Task communication#

Since soopervisor executes tasks in isolated environments, you must provide a way to pass the output files of each task to upcoming tasks that use them as inputs.

There are two ways of doing so: either mount a shared disk on all containers, or configure a File client to use remote storage; we describe both options in the next sections.

Shared disk#

If using K8s/Argo, you can mount a volume on each pod by adding some configuration to your soopervisor.yaml file. Refer to the Kubernetes configuration schema documentation for details.

Note that the configuration flexibility is limited; if you need a more flexible approach, you can generate the Argo YAML Spec (by running the soopervisor export command), and then edit the generated spec to suit your needs (the spec is generated in {name}/argo.yaml, where {name} is the name of your target environment).
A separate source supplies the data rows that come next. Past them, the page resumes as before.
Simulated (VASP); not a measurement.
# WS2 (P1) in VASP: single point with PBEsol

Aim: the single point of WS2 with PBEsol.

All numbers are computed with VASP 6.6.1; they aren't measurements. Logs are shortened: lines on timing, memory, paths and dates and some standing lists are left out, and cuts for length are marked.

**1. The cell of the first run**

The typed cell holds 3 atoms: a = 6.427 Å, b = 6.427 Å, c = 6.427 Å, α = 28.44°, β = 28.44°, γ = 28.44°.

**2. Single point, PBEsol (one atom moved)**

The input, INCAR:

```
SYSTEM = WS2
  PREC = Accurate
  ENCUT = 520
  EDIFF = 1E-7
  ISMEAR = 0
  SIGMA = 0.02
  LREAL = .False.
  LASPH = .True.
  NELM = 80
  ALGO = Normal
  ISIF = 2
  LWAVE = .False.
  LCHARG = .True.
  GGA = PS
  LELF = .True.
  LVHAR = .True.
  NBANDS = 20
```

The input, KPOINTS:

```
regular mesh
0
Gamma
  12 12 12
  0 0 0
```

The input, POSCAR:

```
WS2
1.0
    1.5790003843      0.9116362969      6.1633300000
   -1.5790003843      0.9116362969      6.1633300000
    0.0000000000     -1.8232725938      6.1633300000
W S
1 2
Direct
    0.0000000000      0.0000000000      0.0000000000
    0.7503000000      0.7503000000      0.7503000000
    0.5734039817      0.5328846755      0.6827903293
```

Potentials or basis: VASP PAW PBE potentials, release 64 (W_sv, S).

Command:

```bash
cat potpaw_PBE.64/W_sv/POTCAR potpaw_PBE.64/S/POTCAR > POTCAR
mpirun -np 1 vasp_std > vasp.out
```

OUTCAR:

When using Airflow, the soopervisor add generates an output.py file with the Airflow DAG, you can edit this file to configure a shared disk and execute soopervisor export afterwards. The Airflow tutorial shows how to do this, you can see the .py file that the tutorial uses here.

To execute pipelines in AWS Batch, you must create a compute environment, map it to a job queue, and include the job queue name in your soopervisor.yaml file. You can configure a shared disk using Amazon EFS, click here to learn how to configure EFS in your compute environment.

If running on SLURM, sharing a disk depends on your cluster configuration, so ensure you can mount a disk in all nodes and that your pipeline writes their outputs in the shared disk.

Important

If using a shared disk, execute soopervisor export with the --skip-tests flag, otherwise Soopervisor will raise an error if your pipeline does not have a File client configured.

Using remote storage#

As an alternative, you can configure a File client to ensure each task has their input files before execution. We currently support Amazon S3 and Google Cloud Storage.

To configure a client, add the following to your pipeline.yaml file:

# configure a client
clients:
    # note the capital F
    File: clients.get
tasks:
    # content continues...

Then, create a clients.py file (in the same directory as your pipeline.yaml) and declare a get function that returns a File client instance:

from ploomber.clients import S3Client

def get():
    return S3Client(bucket_name='YOUR-BUCKET-NAME',
                    parent='PARENT-FOLDER-IN-BUCKET',
                    json_credentials_path='credentials.json')

Click here to see the S3Client documentation.

from ploomber.clients import GCloudStorageClient

def get():
    return GCloudStorageClient(bucket_name='YOUR-BUCKET-NAME',
                               parent='PARENT-FOLDER-IN-BUCKET',
                               json_credentials_path='credentials.json')

Click here to see the GCloudStorageClient documentation.

Next, create a credentials.json (in the same directory as your pipeline.yaml) with your authentication information. The file should look like this:

{
    "aws_access_key_id": "YOUR-ACCESS-KEY-ID",
    "aws_secret_access_key": "YOU-SECRET-ACCESS-KEY"
}
{
    "type": "service_account",
    "project_id": "project-id",
    "private_key_id": "private-key-id",
    "private_key": "private-key",
    "client_email": "client-email",
    "client_id": "client-id",
    "auth_uri": "https://accounts.google.com/o/oauth2/auth",
    "token_uri": "https://oauth2.googleapis.com/token",
    "auth_provider_x509_cert_url": "https://www.googleapis.com/oauth2/v1/certs",
    "client_x509_cert_url": "https://www.googleapis.com/robot/v1/metadata/x509/service-account.iam.gserviceaccount.com"
}

Note: If you’re using a Docker-based exporter (K8s/Argo, Airflow, or AWS Batch),you must ensure that your credentials.json file is included in your Docker image. You can ensure this by adding the following to your soopervisor.yaml

The soopervisor.yaml file:

some-name:
    # tell soopervisor to include the credentials.json file
    include: [credentials.json]
    # continues

You can check your local configuration by loading your pipeline using ploomber status. If you see a table listing your tasks, it means the client has been configured successfully.

Furthermore, when executing the soopervisor export command and using a Docker-based exporter (K8s/Argo, Airflow, and AWS Batch), Soopervisor will check that the File client in the Docker image is correctly configured by trying to establish a connection with your credentials to the remote storage.